Lee Dorsey and his beloved auto parts

The opposite of the scores of ambitious go-getters determined to make it in the music business, Lee Dorsey’s casual, street-smart, happy-go-lucky charm, so perfectly translated into and complimented by Toussaint’s words and music, reflects his real life personality that’s exemplified by his coincidental stumbles into the music industry and success. After a stint in the Navy during World War II, then featherweight boxing under the moniker Kid Chocolate, and finally studying car repair on the G.I. Bill, Dorsey, now in his thirties, found himself back in New Orleans working at pioneering WMRY (later WYLD) DJ Ernie “The Whip” Bringier’s body shop. Dorsey was by all accounts a skilled mechanic with and can-do attitude. Toussaint liked to tell a story about a point when Dorsey couldn’t yet afford a new Cadillac like his producer so he built one from salvaged parts that surpassed the latest model. And he loved to tinker with cars so much that he never stopped – even after he became famous. Dorsey also liked to sing while he worked. One day in the late ’50s independent record producer Reynauld Richard drove his car in to get fixed at Bringier’s garage and, after overhearing Dorsey crooning as he banged away beneath an automobile, was so instantly moved that the mechanic was laying down tracks in Cosimo Matassa’s legendary studio that very night. The result was Dorsey’s first record “Rock” / “Lonely Evening” on Matassa’s cool Rex imprint. While the single didn’t make much noise, Dorsey and Richard worked on new material and were back in Matassa’s studio a couple of years later cutting a couple of sides for Joe Banashak’s new Valliant imprint (before it was rechristened Instant). The label boss brought his Minit employee Allen Toussaint in to arrange and play piano. The resulting stunner, one of the all-time great recorded moments for both Dorsey’s wailing and Toussaint’s piano pyrotechnics, “Lottie-Mo,” was a local success and caught the ears of Fire/Fury promotions man Marshall Sehorn who hipped his boss Bobby Robinson to the exciting new voice on the record.
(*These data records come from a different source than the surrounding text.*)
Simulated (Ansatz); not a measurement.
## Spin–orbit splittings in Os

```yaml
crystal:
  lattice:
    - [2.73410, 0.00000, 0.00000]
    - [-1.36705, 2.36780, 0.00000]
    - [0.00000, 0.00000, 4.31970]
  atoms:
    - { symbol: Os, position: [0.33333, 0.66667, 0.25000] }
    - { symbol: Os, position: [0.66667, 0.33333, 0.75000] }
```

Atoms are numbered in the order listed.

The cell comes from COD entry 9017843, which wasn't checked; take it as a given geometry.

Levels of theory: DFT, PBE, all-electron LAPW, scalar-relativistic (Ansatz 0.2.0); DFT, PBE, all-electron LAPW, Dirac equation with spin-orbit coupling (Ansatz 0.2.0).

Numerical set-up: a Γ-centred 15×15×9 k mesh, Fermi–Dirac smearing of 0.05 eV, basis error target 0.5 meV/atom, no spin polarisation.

Lee Dorsey's original "Ya Ya" LP on FuryABC had picked “Lottie-Mo” up for national distribution but was just sitting on it. Robinson’s friend and occasional songwriter Pearl Woods (see 481-500), who was working at ABC, offered the legendary rhythm and blues record mogul the inside scoop that Lee Dorsey wasn’t under contract to any label. Robinson wasted not time getting on the phone to locate Dorsey. In his search he called a NOLA promoter who slipped Robinson his number during Elmore James’ historic sessions at Cosimo’s. It was Renauld Richard! Since Dorsey didn’t have a phone, Richard had Robinson hold while he went down the street to find the singer. Within a few days the great NYC record mogul was on a flight to New Orleans to record this new discovery. Robinson told John Broven in his revised essential “Rhythm and Blues in New Orleans,” “He lived way down in the boondocks on the Mississippi River there, the Ninth Ward I think it was; a little wooden house with dirt roads, streets, and a little country swing where they swing on the porch.” Robinson, who only had two days in town to make a record, was disappointed when the singer told him that he didn’t have even one song ready to go. While they were throwing around some ideas for possible material, they heard neighborhood kids outside Patty Caking along to a catchy scatological rhyme and a lightbulb appeared. Maybe this dirty “Ya Ya” chant could be cleaned up and modified into a song? Dorsey and Robinson’s have conflicting accounts about how it transpired, and who did what, but the children’s words “trying to have a shitty” became “I been stood up on a date”! (see Gavin Martin’s article below) They took their rough draft to Toussaint’s house to fully assemble but, since he was contracted to Minit, he sent Harold Batiste in to arrange and had Marcel Richardson bang out Toussaint’s piano parts… And a star was born! “Ya Ya” smashed to the top of the R&B charts and into the Pop Top 10 and from that point on both the singer and the song became an eternal part of the popular imagination.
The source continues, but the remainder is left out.